Monday, 6 May 2013

Finally, some progress in video codecs.

An announcement on Friday via Brendan Eich:

ORBX.js, a downloadable HD codec written in JS and WebGL. The advantages are many. On the good-for-the-open-web side: no encumbered-format burden on web browsers, they are just IP-blind runtimes. Technical wins start with the ability to evolve and improve the codec over time, instead of taking ten years to specify and burn it into silicon.
I think the 'remote-screen viewing of videogames' use case is bogus (if anyone notices latency it's gamers), but this is a really important development for the reasons Brendan mentions and more.

Nine years ago, I wrote:

I'd say video compression is maybe 2-4 times as efficient (in quality per bit) than it was in 1990 or so when MPEG was standardised, despite computing power and storage having improved a thousandfold since then.

Not much has changed. The video compression techniques we're using everywhere are direct descendents of 1980s signal processing. They treat video as a collection of small 2D blocks that move horizontally and vertically over time, and encode all video this way. If you want to make a codec work hard, you just need to rotate the camera. Partly this is because of the huge patent thicket around video encoding, mostly it's because compression gets less necessary over time as network capacity and storage increases. However, it was obvious 10 years ago that this was out-dated.

Meanwhile, there has been a revolution in video processing. It's been going on in video games, and in movies and TV. The beautiful photorealistic scenes you now see in video games are because they are textured 3D models rendered on the fly for you. Even the cut scenes work this way, though their encoding is often what compression researchers dismissively call a 'Graduate Student Algorithm' - hand-tweaking the models and textures to play back well within the constraints of the device. Most movies and TV has also been through 3d-modelling and rendering, from Pixar through visual effects to the mundane superimposition of yard lines on sports. The proportion of YouTube that is animation, machinima or videogame run-throughs with commentary keeps growing too.
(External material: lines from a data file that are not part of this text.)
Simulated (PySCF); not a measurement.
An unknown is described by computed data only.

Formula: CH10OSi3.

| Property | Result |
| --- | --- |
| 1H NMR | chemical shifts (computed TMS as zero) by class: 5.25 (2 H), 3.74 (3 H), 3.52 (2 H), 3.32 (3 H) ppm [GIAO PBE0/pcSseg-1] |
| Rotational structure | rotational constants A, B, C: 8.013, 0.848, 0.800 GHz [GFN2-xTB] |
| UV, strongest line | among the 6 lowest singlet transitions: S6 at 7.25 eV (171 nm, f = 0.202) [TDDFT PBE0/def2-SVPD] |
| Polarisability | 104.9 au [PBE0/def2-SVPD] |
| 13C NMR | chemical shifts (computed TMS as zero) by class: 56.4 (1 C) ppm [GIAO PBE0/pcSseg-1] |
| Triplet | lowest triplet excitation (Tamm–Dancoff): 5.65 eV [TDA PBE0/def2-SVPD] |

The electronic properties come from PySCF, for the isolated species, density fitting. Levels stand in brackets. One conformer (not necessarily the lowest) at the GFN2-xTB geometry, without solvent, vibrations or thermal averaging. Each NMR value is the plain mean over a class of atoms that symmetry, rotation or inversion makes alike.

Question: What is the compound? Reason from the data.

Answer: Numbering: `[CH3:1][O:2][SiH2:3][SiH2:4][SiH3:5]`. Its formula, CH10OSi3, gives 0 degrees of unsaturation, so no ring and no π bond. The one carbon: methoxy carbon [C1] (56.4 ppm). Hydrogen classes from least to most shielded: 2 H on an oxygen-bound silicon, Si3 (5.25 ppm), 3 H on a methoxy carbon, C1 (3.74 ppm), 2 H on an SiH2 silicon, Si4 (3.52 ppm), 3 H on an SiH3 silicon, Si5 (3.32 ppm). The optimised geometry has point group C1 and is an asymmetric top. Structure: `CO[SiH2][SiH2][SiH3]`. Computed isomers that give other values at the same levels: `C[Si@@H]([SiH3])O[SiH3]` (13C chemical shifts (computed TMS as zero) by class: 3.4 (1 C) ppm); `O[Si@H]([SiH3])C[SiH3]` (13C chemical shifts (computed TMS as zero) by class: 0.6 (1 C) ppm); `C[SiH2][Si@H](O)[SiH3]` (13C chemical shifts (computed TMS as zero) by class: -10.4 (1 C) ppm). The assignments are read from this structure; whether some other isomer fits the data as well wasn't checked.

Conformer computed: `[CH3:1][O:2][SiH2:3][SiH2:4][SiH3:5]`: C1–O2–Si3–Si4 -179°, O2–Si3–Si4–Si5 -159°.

Yet codecs remain blind to this. All this great 3d work is reduced to small 2D squares. A trimesh and texture codec seems an obvious innovation - even phones have GPUs in them now, and desktops have for 20 years. Web browsers have been capable of complex animations for ages too. Now they have the ability to decode bytestreams to WebGL in real time, we may finally get codecs that are up to the standards we expect from videogames, TV and movies, with the additional advantage of resolution independence. It's time for this change.